Concluding Observations of the Committee on the Elimination of Discrimination against Women : Trinidad and Tobago. 02/01/2002.
A/57/38 (Part I),paras.119-166. (Concluding Observations/Comments)

Convention Abbreviation: CEDAW Twenty-sixth session
14 January - 1 February 2002


Trinidad and Tobago


119. The Committee considered the combined initial, second and third periodic report of Trinidad and Tobago (CEDAW/C/TTO/1-3) at its 536th and 537th meetings, on 21 January, and its 547th meeting on 29 January 2002 (see CEDAW/C/SR.536, 537 and 547).


(a) Introduction by the State party

120. In introducing the combined initial, second and third report, the representative of Trinidad and Tobago regretted that, despite its efforts, the Government had fallen behind in its reporting obligations under article 18 of the Convention and had not submitted its report until January 2001.

121. A significant reason for the delay in submitting the report had been that no mechanism existed to deal with reporting under international human rights treaties and insufficient resources had been allocated for that purpose. In 1999, a Human Rights Unit was created within the Ministry of the Attorney-General for the preparation of reports required under international instruments. In order to assist the Unit, a Human Rights Committee, comprising representatives of some 13 ministries of the Government and one representative from the Tobago House of Assembly, had been established.

122. Upon the completion of the report, the Attorney-General tabled it before Parliament, outlining its content and the significance of the Convention. The report had been widely distributed, including to Government ministries, secondary schools, non-governmental and community-based organizations, international human rights organizations and public libraries.

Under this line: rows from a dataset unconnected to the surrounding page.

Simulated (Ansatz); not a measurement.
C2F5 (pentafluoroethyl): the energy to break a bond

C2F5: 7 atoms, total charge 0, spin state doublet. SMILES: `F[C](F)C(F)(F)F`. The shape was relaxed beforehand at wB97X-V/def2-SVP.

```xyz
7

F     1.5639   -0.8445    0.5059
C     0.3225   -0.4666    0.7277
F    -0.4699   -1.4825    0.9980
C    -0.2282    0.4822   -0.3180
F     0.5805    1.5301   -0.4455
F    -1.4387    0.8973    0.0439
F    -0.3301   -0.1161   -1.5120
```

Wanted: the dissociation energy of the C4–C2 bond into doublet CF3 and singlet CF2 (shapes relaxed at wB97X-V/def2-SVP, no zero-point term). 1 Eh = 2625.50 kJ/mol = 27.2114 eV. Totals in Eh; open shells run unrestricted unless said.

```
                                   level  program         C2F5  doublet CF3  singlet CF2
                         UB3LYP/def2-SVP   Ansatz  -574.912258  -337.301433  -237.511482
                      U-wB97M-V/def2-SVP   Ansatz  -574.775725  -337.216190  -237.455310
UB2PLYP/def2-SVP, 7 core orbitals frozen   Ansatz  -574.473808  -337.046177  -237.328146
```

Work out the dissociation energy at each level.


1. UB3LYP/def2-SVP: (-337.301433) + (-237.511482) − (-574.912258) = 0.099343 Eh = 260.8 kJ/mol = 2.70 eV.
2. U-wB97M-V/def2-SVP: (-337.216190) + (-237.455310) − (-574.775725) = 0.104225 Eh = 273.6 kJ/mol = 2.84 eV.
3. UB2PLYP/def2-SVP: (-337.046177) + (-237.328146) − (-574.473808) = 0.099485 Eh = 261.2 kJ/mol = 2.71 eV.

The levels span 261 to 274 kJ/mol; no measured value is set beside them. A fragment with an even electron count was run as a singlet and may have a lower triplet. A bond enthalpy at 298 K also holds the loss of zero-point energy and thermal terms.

123. By its accession to the Convention on the Elimination of All Forms of Discrimination against Women, the Government of Trinidad and Tobago had expressed its commitment to the global struggle to eliminate discrimination faced by women and to the promotion of their enjoyment of civil, political, economic, social and cultural rights. Encouraged by the review of its implementation by the General Assembly in 2000, the Government had also pledged itself to implement the actions identified in the Beijing Platform for Action. Non-governmental and community-based women’s organizations assisted the Government in the implementation of the Convention. The Ministry of Community Development and Gender Affairs sought to address all forms of gender inequality and inequity through its Gender Affairs Division.

124. The representative indicated that the Constitution of Trinidad and Tobago explicitly prohibited discrimination on the ground of sex and enshrined equality and the protection of the law. Equal opportunity legislation to prohibit discrimination on the grounds of sex, colour, race, ethnicity, origin, religion, marital status or disability in the fields of employment, education, the provision of goods and services and accommodation had been passed and would enter into force following the appointment of the Equal Opportunity Commission and Tribunal. Legislation preventing employers from discriminating against female employees on account of pregnancy had been passed. The Cohabitational Relationships Act, regulating the rights of cohabiting couples, had entered into force in 1998.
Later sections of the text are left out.